Megan Washington's advice to young musicians? "Be as different as you can; when they zig, zag." Our interview ahead of her national orchestra tour here
Megan Washington has an artistic portfolio to be envied. Her unique viewpoint and environment make for some wonderful music. Growing up in Papua New Guinea, Megan learned the national anthem at the age of five, and indulged in watching musicals. Moving to Australia at the age of ten, Megan ended up studying a Bachelor of Composition at the Queensland Conservatorium of Music and famously started out as a jazz artist. This gave Megan a foundation for a life in music that is both disciplined and boundless, although she has previously said she needed to unlearn some of the complicated ideas and habitual perfect placement that a student of jazz absorbs. However, it is undeniable that her studies coupled with her fascinating imagination have resulted in the ground-breaking artist many know as simply Washington. But I'm getting ahead of myself. Eventually moving into the world of indie pop and alternative music, Megan landed a record deal, and her debut album I Believe You Liar ended up soaring the charts and landing the singer/songwriter an ARIA for Breakthrough Artist of the Year in 2010.. From there, Megan has gone on to release more critically acclaimed albums, garner more awards, and explore a wide musical landscape. And now, her next venture is a national tour with Australia's best orchestras including the Sydney, Queensland, Tasmania and Western Australia Symphony Orchestras.

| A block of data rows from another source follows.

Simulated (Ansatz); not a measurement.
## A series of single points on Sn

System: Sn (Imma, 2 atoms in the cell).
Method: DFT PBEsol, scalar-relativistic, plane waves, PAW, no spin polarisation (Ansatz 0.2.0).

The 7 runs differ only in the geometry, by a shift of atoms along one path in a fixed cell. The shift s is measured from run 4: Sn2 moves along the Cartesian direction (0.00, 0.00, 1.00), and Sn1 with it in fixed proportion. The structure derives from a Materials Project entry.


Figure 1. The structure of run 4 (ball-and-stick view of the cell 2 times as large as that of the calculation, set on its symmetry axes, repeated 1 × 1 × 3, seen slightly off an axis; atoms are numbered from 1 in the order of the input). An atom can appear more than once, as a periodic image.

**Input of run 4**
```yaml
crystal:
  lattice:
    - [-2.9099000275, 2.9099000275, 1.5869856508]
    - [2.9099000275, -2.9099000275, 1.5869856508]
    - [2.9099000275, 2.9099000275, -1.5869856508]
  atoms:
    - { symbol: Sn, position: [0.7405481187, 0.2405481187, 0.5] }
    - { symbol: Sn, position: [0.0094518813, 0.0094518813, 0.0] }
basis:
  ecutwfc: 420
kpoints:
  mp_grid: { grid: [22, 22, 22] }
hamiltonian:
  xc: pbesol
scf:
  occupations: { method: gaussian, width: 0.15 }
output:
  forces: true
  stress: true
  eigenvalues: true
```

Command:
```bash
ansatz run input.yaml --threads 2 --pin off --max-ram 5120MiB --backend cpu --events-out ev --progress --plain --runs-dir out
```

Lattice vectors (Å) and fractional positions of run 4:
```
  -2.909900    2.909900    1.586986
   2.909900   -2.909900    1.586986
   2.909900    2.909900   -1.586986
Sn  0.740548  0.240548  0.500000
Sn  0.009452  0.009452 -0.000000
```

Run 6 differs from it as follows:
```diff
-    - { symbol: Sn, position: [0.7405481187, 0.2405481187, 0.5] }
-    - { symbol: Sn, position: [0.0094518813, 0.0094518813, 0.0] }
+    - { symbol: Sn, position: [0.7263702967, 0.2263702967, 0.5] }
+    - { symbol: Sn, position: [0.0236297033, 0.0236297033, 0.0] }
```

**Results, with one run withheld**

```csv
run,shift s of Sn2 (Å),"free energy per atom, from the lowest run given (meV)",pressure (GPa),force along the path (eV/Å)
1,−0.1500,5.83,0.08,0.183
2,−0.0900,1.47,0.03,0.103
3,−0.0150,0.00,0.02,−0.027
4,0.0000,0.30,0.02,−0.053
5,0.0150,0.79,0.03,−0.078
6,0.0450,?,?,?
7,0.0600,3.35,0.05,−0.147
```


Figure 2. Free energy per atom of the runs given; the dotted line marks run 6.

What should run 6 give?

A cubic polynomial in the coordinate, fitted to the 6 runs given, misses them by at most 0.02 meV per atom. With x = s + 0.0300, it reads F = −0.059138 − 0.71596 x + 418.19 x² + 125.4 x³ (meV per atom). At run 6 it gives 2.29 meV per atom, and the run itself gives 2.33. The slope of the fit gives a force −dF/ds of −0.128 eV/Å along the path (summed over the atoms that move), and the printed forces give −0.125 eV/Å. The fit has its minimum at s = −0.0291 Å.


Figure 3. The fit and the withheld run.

Her accomplishments to date have been nothing short of remarkable and a great influence on the Australian music scene. All of this despite a lifetime dealing with a fear of public speaking due to a stutter of which music has helped her greatly. Her now famous TEDxSydney talk delivered in 2014 provides a glimpse into how she has lived with and overcome this obstacle.
Megan has such a warm and inviting voice, with glorious grain and delivers each and every song with precision and heart in equal measure. From the jazz standards, to rock songs, glorious ballads and her original pop music (how good is her dreamy track Saint Lo?), Megan's chops are malleable, keeping us guessing what's coming up next, and after the orchestra tour, get ready for a brand new album in 2018.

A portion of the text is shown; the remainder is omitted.